Redistricting may be a political maneuver more arcane than shorter polling hours and more bloodless than a raid on the U.S. Capitol. But in many states, the post-census redrawing of legislative and congressional districts to equalize their populations presents a once-in-a-decade opportunity for a partisan power grab that's every bit as real as brazen vote suppression.

"Ah, but not here," you might say with a hint of Minnesota smugness. Here in The State that Votes, where democracy is done right, judges handle the decennial redistricting duties, you note. They do a nice job, too.

I won't fault that reading of history. The courts have had a hand, one way or another, in every redrawing of Minnesota's district lines since the 1960s. Very seldom has either party credibly claimed that the judges did 'em wrong.

This year, too, the courts appear to be in Minnesota's redistricting drivers' seat. To be sure, the Legislature's politically mixed majorities have both conducted hearings and drawn some maps. But with less than a month remaining before the courts have said they will step in (that deadline is Feb. 15), there's been no evidence that the Republican-controlled Senate and DFL-controlled House panels intend to compromise on a single map — or, rather, two maps: one congressional, one legislative.

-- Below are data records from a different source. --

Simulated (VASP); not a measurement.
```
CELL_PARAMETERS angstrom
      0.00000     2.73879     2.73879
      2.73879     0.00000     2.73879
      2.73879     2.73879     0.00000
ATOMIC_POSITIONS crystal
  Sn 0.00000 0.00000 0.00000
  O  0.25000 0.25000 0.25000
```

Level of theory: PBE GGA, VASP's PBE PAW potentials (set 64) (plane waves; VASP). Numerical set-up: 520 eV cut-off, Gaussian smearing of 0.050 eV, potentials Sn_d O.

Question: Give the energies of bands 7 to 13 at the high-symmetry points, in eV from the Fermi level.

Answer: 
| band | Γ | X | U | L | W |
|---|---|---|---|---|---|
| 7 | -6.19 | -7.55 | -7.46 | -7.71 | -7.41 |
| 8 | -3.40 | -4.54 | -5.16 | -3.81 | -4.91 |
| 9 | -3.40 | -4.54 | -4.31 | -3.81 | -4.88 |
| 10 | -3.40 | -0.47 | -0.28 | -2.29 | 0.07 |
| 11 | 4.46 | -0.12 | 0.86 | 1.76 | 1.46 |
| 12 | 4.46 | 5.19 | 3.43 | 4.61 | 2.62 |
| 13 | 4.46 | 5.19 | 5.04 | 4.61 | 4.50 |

With the Legislature's regular session convening Jan. 31, there's time for them to act, particularly on a congressional map. That should be the easier exercise for legislators, since it does not involve the messy business of sticking a colleague with an unwinnable new district.

But there's not much time. And there's not much discernible enthusiasm for making the effort — not when a panel of five perfectly good Minnesota judges are already at work on maps of their own, and are conveniently available to take the blame for incumbent pairings.

Nevertheless, even in Minnesota, redistricting is on my democracy worry list. Minnesota's run of court-drawn maps is the result of happenstance, not design. Purely by luck of the electoral draw in the last half-century, this state's voters have elected divided government just in time for map-drawing duty.

In some decade soon — just when Minnesota could need as much trust in democracy as it can muster — that pattern could end. If the governor and both chambers of the Legislature were to be in one party's hands, my guess is that they would prove just as prone to partisan temptation as have similarly situated politicians in other states.

Meanwhile, by ducking their constitutional duty and defaulting to the courts decade after decade, Minnesota's legislators have contributed to an erosion in confidence in the political independence of the judicial branch.

Trust in government, including the courts, is one of those high-minded concepts that we editorial writers have harped about for years, to little effect. Then a mob at the U.S. Capitol on Jan. 6, 2021 helped us make our point: trust is essential to democracy's survival. The stewards of this state's self-governance ought to see more clearly now than ever before that they can't afford to squander it.

There's a better way to arrive at new maps every 10 years, and legislators know it: The Legislature can create a bipartisan advisory commission — or better still, a fully functioning independent one — and give it the every-10-year assignment of drawing new maps. Fifteen states now employ some manner of redistricting commission. A number of Minnesota's most respected pols — with names like Mondale, Carlson, Quie, Moe and Growe — put their stamp on a commission recommendation in 2009.

Their idea was passed by the Senate that year, but not the House. A different version was passed by the House in 2020, but not the Senate. Evidently only one chamber at a time is allowed to defend democracy at the expense of an institutional prerogative, even a seldom-exercised one.

The lead plaintiff on one of the four maps under court consideration in Minnesota this year is Peter Wattson, who spent 40 years as a nonpartisan legal counsel to the state Senate (and chief redistricting tutor to Capitol journalists). It's telling that he's also a big advocate for putting future redistricting work in a commission's hands — so much so that every memorandum he has issued about this year's court case has been addressed to "my fellow advocates for a redistricting commission."

It's too late for a commission to take over this decade's map work. But "it would be nice to look ahead to 2032 and get this taken care of now," Wattson said when I had another tutoring session last week. He noted that one of the most successful such commissions, in the state of Washington, was instituted soon after the 1980s redistricting, when the defects associated with allowing legislators to draw their own districts were fresh in mind.

"Of course, in 2031 we may be governed by the military, and there may not be an election," said Wattson in a wry tone. He was trying to make me laugh. I wish I'd been able to.